Affinities and contagion
A possible glossary of the poetic-political practices of the 1980s in Latin America

Held on 14 Feb 2013
A glossary tends to be part of an annex appearing at the end of a publication. This book has inverted this logic and structured the entire publication around this tool. The publication is seen as a system that articulates – through relationships of affinity and contagion – a set of key concepts derived from both the lexicon of words and expressions coined by activists and artists during those years and from the anachronistic exercise of reframing these experiences in the light of the present. Each concept incites us to think about those practices, those ways of doing things in art and the politics of the experiences explored. The entries contain references to other categories in the glossary, in which the same experience or common practices can be approached from other perspectives. Furthermore, each entry is accompanied by abundant graphic material, photos and writings from the period, thus forming a profuse and polyphonic documentary base. These key concepts are intended to function as spearheads which, by traversing the material memory of these practices (documents and works of art) and also their immaterial memory (testimonies), give rise to new meanings.

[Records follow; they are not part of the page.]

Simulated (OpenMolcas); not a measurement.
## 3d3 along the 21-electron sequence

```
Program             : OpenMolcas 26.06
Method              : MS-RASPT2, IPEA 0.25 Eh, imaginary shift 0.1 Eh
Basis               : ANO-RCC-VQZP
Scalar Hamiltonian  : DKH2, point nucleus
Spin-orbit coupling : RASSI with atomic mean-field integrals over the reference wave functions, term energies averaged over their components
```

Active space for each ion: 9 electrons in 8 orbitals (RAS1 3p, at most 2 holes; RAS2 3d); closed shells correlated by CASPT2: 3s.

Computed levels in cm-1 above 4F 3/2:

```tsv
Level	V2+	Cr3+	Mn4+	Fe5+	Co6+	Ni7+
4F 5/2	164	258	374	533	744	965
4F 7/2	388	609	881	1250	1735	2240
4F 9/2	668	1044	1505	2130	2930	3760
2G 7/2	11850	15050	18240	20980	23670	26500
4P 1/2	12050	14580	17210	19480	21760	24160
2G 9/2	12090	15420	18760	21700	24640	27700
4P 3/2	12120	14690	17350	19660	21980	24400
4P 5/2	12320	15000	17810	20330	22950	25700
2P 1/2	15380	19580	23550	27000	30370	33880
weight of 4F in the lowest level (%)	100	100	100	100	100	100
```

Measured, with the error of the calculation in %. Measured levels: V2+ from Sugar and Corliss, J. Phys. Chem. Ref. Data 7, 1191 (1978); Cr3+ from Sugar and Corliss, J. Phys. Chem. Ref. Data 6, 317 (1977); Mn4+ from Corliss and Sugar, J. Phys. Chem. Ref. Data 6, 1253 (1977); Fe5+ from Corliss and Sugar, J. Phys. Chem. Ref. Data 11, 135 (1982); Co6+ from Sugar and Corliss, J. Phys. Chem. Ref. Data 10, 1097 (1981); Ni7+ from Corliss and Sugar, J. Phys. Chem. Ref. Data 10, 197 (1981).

The publication – and what it may give rise to –, as a pioneering effort in the revision of this decade in Latin America, is thus understood as a fluid space, a mechanism that is as-of-yet incomplete, a living and imperfect organism. The project, far from delimiting the moment, seeks to point out networks of relationships, common ways of doing things, processes of contamination and displacement of different bodies, encouraging, as does the exhibition, new processes of subjectivation and transformation.
Participants
Fernando Davis, researcher, professor and independent curator. He is involved in research projects about artistic practices carried out in Argentina during the 1960s and 70s. He is a former member of the network Conceptualismos del Sur.
Iván de la Nuez, essayist, art critic and exhibition curator. He has been the head of the Department of Cultural Activities at the Contemporary Culture Centre of Barcelona (2009-2011) and director of exhibitions at the Palacio de la Virreina, also in Barcelona (2000-2009).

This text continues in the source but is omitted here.